Wednesday, April 8, 2015

Something stirring...

Something has been stirring inside of me for the past few weeks.  I'm not sure what it is. I can best express it as a series of questions, and I'm not sure about the answers... all I know is that I feel compelled to write, to share my thoughts and opinions, contribute to some of the conversations going on in this world. Just by admitting this, I already begin to answer some of these questions.

Why do I never share my thoughts on issues? Political, social, current events, or anything?  Why do I share articles on FB and rarely comment on any or give a caption to the ones that I share?  

Am I afraid to put my thoughts out there? Am I afraid of what people might think? Am I afraid of offending? Of putting off? Of being pigeon-holed or stereo-typed? Afraid of criticism? 

Or am I just afraid that I'll turn out ignorant in conversation? Have nothing worth saying?

Is my desire to share my thoughts motivated by self-promotion? Arrogance?

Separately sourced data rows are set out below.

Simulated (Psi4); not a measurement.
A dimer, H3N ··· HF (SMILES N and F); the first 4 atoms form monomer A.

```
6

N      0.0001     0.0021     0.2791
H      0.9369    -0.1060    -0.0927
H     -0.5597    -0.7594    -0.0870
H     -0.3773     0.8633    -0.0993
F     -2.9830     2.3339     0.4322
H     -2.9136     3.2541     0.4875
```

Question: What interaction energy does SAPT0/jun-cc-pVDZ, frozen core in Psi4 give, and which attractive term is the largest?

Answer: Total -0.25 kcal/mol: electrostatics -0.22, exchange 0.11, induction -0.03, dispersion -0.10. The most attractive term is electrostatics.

I am reminded of two scriptures:
Luke 6:26 - Woe to you when all men speak well of you...

And Matthew 5:11-12 Blessed are you when people insult you, persecute you and falsely say all kinds of evil against you because of me. Rejoice and be glad, because great is your reward in heaven, for in the same way they persecuted the prophets who were before you.

But that doesn't mean I put stuff out there just to be criticized (duh).  And I need to always ask myself questions about what motivates me - a need to be heard? arrogance? self-promotion? OR to be the "light of the world" and "salt of the earth" (Mt 5:13-16), to proclaim truth and justice, and just being obedient to the Spirit.

So I think, in this moment, I am making 2 resolutions:
1. Quit living in ignorance and become aware of what is going on in the world, country, and community.  Become knowledgeable.  Learn both sides of issues.
2. Don't be afraid to use that knowledge and insight in conversation.  Listen to the Spirit in seeking ways to get involved in constructive dialogue.  If I believe that there is truth to be told, don't be afraid to tell it, always in love.